Reputation: 29533
I currently have a query which not takes a long time and sometimes crashes because of the amount of data in the database.
Can someone notice anything i can do to help speed it up?
public IList<Report> GetReport(CmsEntities context, long manufacturerId, long? regionId, long? vehicleTypeId)
{
var now = DateTime.Now;
var today = new DateTime(now.Year, now.Month, 1);
var date1monthago = today.AddMonths(-1);
var date2monthago = today.AddMonths(-2);
var date3monthago = today.AddMonths(-3);
var date4monthago = today.AddMonths(-4);
var date5monthago = today.AddMonths(-5);
var date6monthago = today.AddMonths(-6);
today = TimeManager.EndOfDay(new DateTime(now.AddMonths(-1).Year, today.AddMonths(-1).Month, DateTime.DaysInMonth(now.Year, today.AddMonths(-1).Month)));
var query = from item in context.Invoices
where item.Repair.Job.Bodyshop.Manufacturer2Bodyshop.Select(x => x.ManufacturerId).Contains(manufacturerId)
&& (item.InvoiceDate >= date6monthago && item.InvoiceDate <= today)
&& (regionId.HasValue && regionId.Value > 0 ? item.Repair.Job.Bodyshop.Manufacturer2Bodyshop.Select(x => x.RegionId).Contains(regionId.Value) : true)
&& (item.InvType == "I" || item.InvType == null)
&& (vehicleTypeId.HasValue && vehicleTypeId.Value > 0 ? item.Repair.Job.Vehicle.Model.VehicleTypes.Select(x => x.Id).Contains(vehicleTypeId.Value) : true)
select item;
var query2 = from item in query
group item by new { item.Repair.Job.Bodyshop } into g
let manufJobs = query.Where(x => x.Repair.Job.Vehicle.Model.ManufacturerId == manufacturerId && x.Repair.Job.BodyshopId == g.Key.Bodyshop.Id)

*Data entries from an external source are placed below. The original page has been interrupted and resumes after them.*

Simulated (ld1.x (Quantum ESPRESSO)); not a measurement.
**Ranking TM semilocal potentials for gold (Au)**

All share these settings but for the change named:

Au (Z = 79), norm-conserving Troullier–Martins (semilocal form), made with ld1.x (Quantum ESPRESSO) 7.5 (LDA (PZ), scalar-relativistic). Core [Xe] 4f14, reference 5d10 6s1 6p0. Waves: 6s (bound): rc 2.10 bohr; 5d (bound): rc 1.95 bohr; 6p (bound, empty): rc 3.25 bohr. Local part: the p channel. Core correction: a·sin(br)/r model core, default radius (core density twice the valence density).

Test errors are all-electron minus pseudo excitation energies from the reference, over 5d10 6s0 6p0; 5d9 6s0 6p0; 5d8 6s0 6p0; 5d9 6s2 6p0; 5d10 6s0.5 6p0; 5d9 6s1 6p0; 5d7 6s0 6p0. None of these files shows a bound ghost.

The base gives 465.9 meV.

let allJobs = query.Where(x => x.Repair.Job.BodyshopId == g.Key.Bodyshop.Id)
select new tReport
{
MonthSixManufJobTotal = manufJobs.Where(x => x.InvoiceDate.Month == date6monthago.Month && x.InvoiceDate.Year == date6monthago.Year).GroupBy(x => x.Repair.Job).Count(),
MonthSixJobTotal = allJobs.Where(x => x.InvoiceDate.Month == date6monthago.Month && x.InvoiceDate.Year == date6monthago.Year).GroupBy(x => x.Repair.Job).Count(),
MonthFiveManufJobTotal = manufJobs.Where(x => x.InvoiceDate.Month == date5monthago.Month && x.InvoiceDate.Year == date5monthago.Year).GroupBy(x => x.Repair.Job).Count(),
MonthFiveJobTotal = allJobs.Where(x => x.InvoiceDate.Month == date5monthago.Month && x.InvoiceDate.Year == date5monthago.Year).GroupBy(x => x.Repair.Job).Count(),
MonthFourManufJobTotal = manufJobs.Where(x => x.InvoiceDate.Month == date4monthago.Month && x.InvoiceDate.Year == date4monthago.Year).GroupBy(x => x.Repair.Job).Count(),
MonthFourJobTotal = allJobs.Where(x => x.InvoiceDate.Month == date4monthago.Month && x.InvoiceDate.Year == date4monthago.Year).GroupBy(x => x.Repair.Job).Count(),
MonthThreeManufJobTotal = manufJobs.Where(x => x.InvoiceDate.Month == date3monthago.Month && x.InvoiceDate.Year == date3monthago.Year).GroupBy(x => x.Repair.Job).Count(),
MonthThreeJobTotal = allJobs.Where(x => x.InvoiceDate.Month == date3monthago.Month && x.InvoiceDate.Year == date3monthago.Year).GroupBy(x => x.Repair.Job).Count(),
MonthTwoManufJobTotal = manufJobs.Where(x => x.InvoiceDate.Month == date2monthago.Month && x.InvoiceDate.Year == date2monthago.Year).GroupBy(x => x.Repair.Job).Count(),
MonthTwoJobTotal = allJobs.Where(x => x.InvoiceDate.Month == date2monthago.Month && x.InvoiceDate.Year == date2monthago.Year).GroupBy(x => x.Repair.Job).Count(),
MonthOneManufJobTotal = manufJobs.Where(x => x.InvoiceDate.Month == date1monthago.Month && x.InvoiceDate.Year == date1monthago.Year).GroupBy(x => x.Repair.Job).Count(),
MonthOneJobTotal = allJobs.Where(x => x.InvoiceDate.Month == date1monthago.Month && x.InvoiceDate.Year == date1monthago.Year).GroupBy(x => x.Repair.Job).Count(),
ManufTotal = manufJobs.GroupBy(x => x.Repair.Job).Count(),
Total = allJobs.GroupBy(x => x.Repair.Job).Count(),
PercentageOf = ((decimal)manufJobs.GroupBy(x => x.Repair.Job).Count() / (decimal)allJobs.GroupBy(x => x.Repair.Job).Count()) * 100
};
return query2.OrderBy(x => x).ToList();
}
EDIT
var query = from item in context.Invoices.AsNoTracking()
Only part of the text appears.